Liberalism’s great contribution to civilization is the way it handles conflict. No other regime has enabled large and varied groups of people to set a social agenda without either stifling their members’ differences or letting conflict get out of hand. Bertrand Russell once said that “order without authority” might be taken as the motto both of political liberalism and of science. If you had to pick a three-word motto to define the liberal idea, “order without authority” would be pretty good. The liberal innovation was to set up society so as to mimic the greatest liberal system of them all, the evolution of life. Like evolutionary ecologies, liberal systems are centerless and self-regulating and allow no higher appeal than that of each to each in an open-ended, competitive public process (a game). Thus, a market game is an open-ended, decentralized process for allocating resources and legitimizing possession, a democracy game is an open-ended, decentralized process for legitimizing the use of force, and a science game is an open-ended, decentralized process for legitimizing belief.

Kim Krizan - A Spy In the House of Anais Nin

This book was a series of essays (meant to stand on their own) that formed a masters thesis on Anais Nin. There wasn’t a ton of new information since I’ve read so many of her diaries already, but it did spark a realization, something I have in common with Anais that is so obvious that I somehow missed it: A general dissatisfaction with the present. Not in the sense of grumpiness, but I (we) always see the present as a stepping stone to something else, and often forget that where I am now used to be what I had been striving for.
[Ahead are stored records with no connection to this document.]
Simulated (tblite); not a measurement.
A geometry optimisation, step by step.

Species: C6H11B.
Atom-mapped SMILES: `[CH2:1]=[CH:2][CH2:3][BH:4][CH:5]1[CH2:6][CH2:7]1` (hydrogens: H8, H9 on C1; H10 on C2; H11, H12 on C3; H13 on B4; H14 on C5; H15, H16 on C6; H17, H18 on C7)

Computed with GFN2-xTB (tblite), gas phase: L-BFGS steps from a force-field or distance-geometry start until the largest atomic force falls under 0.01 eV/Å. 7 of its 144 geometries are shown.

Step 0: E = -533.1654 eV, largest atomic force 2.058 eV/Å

I think in all this I am motivated by such a passion for life that the idea of not moving is for me a death concept.

Julie Zhuo - The Making of a Manager

OK, yes, this is a cheesy self-help “how to be a manager” book. But I’m starting to lead teams at work and you have to start somewhere.

Ottessa Moshfegh - Eileen

Finally! A new fiction writer who I really like. I’ve had a tough time busting out of my circle of authors that I enjoy, but I found a new one. I like these Hamlet-like characters that are sort of wandering, protagonists who don’t have a goal until circumstances snap together an compel them to action.

I knew better than to mouth off or cause any fuss, but I tried to send her violent messages with my mind.